Subsequently, a second oxidation process is performed to at least
partially oxidize the second metal layer or multiple metal layers
in a metal laminate to form one or more transition metal oxides
including RuOx, PtOx, RhOx, MoOx, WOx, SnOx, or InSnOx. During an
anneal step, oxygen from the transition metal oxide layer migrates
downward to further oxidize the interface oxide layer. In an
alternative embodiment, the second metal is deposited on an
unoxidized first metal or alloy layer. The second metal layer is at
least partially oxidized. During a subsequent anneal process,
oxygen from the upper oxide layer diffuses downward to at least
partially oxidize the first metal or alloy layer. As a result,
oxygen diffusion into the free layer is effectively avoided during
metal oxidation steps and during a post-anneal process to yield a
high MR ratio and enhanced PMA.
BRIEF DESCRIPTION OF THE DRAWINGS
[0021] FIG. 1 is a cross-sectional view showing a magnetic tunnel
junction (MTJ) with a hybrid oxide capping layer (HOCL) and a
bottom spin valve configuration according to one embodiment of the
present disclosure.
[0022] FIG. 2 is a cross-sectional view of a MTJ with a HOCL
according to a second embodiment of the present disclosure wherein
the MTJ has a SAF reference layer and a non-magnetic insertion
layer in the free layer (FL).
[0023] FIG. 3 is a cross-sectional view of a MTJ that features a
laminated stack with a (FL/HOCL).sub.m configuration where m is at
least 2.
[0024] FIG. 4 is a cross-sectional view of a bottom spin valve
structure where a HOCL is formed between a seed layer and a
reference layer.
[0025] FIG. 5 is a cross-sectional view of a top spin valve
structure wherein a HOCL is used to enhance magnetic properties in
an overlying free layer.
[0026] FIG. 6 is a plot of Kerr signal vs. applied field showing
PMA in a MTJ with a CoFeB free layer and a MgTaOx capping
layer.
[0027] FIG. 7 is a plot of Kerr signal vs. applied field that
illustrates enhanced PMA in a MTJ with a CoFeB free layer and a
MgTaOx/RuOx HOCL formed according to a method of the present
disclosure.
[0028] FIG. 8 is a plot of Kerr signal vs. applied field for a MTJ
stack in which a HOCL is formed with an upper oxide layer having a
higher entropy of oxide formation than a MgO layer.

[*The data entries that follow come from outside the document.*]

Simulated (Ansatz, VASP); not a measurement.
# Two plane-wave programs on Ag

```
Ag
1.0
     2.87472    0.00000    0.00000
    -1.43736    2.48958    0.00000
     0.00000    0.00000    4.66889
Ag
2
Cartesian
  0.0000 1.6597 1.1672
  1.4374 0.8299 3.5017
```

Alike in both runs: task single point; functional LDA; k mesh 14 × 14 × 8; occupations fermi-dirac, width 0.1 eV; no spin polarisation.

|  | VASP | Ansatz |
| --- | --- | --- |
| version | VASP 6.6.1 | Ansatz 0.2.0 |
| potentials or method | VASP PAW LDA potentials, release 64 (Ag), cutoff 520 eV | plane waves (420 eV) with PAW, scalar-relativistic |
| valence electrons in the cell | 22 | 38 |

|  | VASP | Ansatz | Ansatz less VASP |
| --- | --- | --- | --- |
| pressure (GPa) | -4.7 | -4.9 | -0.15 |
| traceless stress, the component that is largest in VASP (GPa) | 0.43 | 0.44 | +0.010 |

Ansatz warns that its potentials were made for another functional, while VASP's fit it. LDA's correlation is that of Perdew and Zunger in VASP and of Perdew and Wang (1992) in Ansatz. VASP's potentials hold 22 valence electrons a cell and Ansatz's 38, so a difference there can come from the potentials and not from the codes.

[0029] FIG. 9 is a table that lists the free energy of oxide
formation for different elements.
[0030] FIG. 10 is a cross-sectional view of a bottom spin valve
structure wherein a HOCL is used to enhance magnetic properties in
an overlying reference layer according to an embodiment of the
present disclosure.
DETAILED DESCRIPTION
[0031] The present disclosure is a magnetic element wherein a
hybrid oxide capping layer is used to enhance PMA in an adjoining
free layer or another ferromagnetic layer thereby improving thermal
stability of the magnetic element. Although the exemplary
embodiments depict a bottom spin valve or top spin valve
configuration, a dual spin valve design is also within the scope of
this disclosure as appreciated by those skilled in the art. The
magnetic element may be employed as a MTJ in a STT-MRAM or in other
spintronic devices, or as a propagation medium for a domain wall in
a domain wall motion device. The terms interfacial perpendicular
anisotropy and surface perpendicular anisotropy may be used
interchangeably. Absolute value of free energy of oxide formation
as used herein is a non-negative value. Since most free energy of
oxide formation values are negative, elements near the top of the
table in FIG. 9 have smaller absolute values of free energy of
oxide formation than elements near the bottom of the table.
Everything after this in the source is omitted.